CLAREMORE, Okla. — Following the final State of the State address to be given by Governor Mary Fallin, local legislators shared their thoughts.

Senator Micheal Bergstrom called some of Fallin's comments in the Monday address "spot on."

"Since our prisons are at 112 percent capacity, her call for us to take on the challenge of prison overcrowding and finding alternate ways to deal with those with addictions is spot on. We need to deal with that now, before we end up with the Department of Justice deciding it wants to take control of the situation away from the state," Bergstrom said.

Bergstrom added, "I was glad to see that the Governor's speech was not a lengthy laundry list of proposed tax increases like last year's."

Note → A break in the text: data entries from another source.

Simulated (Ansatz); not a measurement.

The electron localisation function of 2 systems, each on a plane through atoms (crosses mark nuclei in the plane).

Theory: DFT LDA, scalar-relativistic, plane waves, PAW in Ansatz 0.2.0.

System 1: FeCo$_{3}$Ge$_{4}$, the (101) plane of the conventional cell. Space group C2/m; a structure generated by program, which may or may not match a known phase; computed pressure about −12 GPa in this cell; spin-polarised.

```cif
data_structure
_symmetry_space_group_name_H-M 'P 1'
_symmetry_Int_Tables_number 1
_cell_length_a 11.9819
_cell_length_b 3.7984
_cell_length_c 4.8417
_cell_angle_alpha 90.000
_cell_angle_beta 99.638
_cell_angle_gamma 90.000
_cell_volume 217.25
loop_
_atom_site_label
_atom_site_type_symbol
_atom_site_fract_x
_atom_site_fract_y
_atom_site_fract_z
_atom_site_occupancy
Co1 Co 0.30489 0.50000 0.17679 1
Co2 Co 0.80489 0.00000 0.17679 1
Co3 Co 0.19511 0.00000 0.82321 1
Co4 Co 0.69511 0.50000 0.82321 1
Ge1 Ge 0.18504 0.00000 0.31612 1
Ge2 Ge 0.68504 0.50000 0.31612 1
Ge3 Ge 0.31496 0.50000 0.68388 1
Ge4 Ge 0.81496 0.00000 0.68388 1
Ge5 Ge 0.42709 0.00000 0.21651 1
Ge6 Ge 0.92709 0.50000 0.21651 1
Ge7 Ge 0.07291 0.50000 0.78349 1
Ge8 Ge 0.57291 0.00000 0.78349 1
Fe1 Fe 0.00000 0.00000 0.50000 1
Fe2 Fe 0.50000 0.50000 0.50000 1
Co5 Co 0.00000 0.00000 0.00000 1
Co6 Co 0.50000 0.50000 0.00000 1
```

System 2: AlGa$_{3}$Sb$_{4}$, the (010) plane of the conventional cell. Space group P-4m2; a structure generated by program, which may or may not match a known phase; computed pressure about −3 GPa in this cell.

"The Governor is correct in that compromise will be necessary for the legislature to deal with long-term funding issues and to reform the government to make it more efficient. At the same time, she also noted that the legislature is no rubber stamp for her or any group's

proposals," he said. "While she supports the Step-Up proposal, she stated that there are portions of the plan that we may choose to modify or scuttle, and that is what I expect will happen."

In response to the address, Rep. Tom Gann said, "I would like to say there are better options than the Governor's plan or it would have been passed by now."

"The 'Step Up' plan is the same plan rejected by the House last year.  Raising taxes as a state while taxes are being reduced nationally is counter productive," Gann said. "From testimony I have witnessed as a member of the Special Investigative Committee, I am convinced the legislature does not have a clear picture of the financial status of some agencies.  As a result,  following passage of the new federal tax cuts everyone's excited about, a change made last year to OK's state standard deduction (prior to the federal tax cuts passing) will end up costing OK taxpayers $375 million a year. When it was originally passed last spring, the estimate was that it would only cost OK taxpayers about $11 million a year."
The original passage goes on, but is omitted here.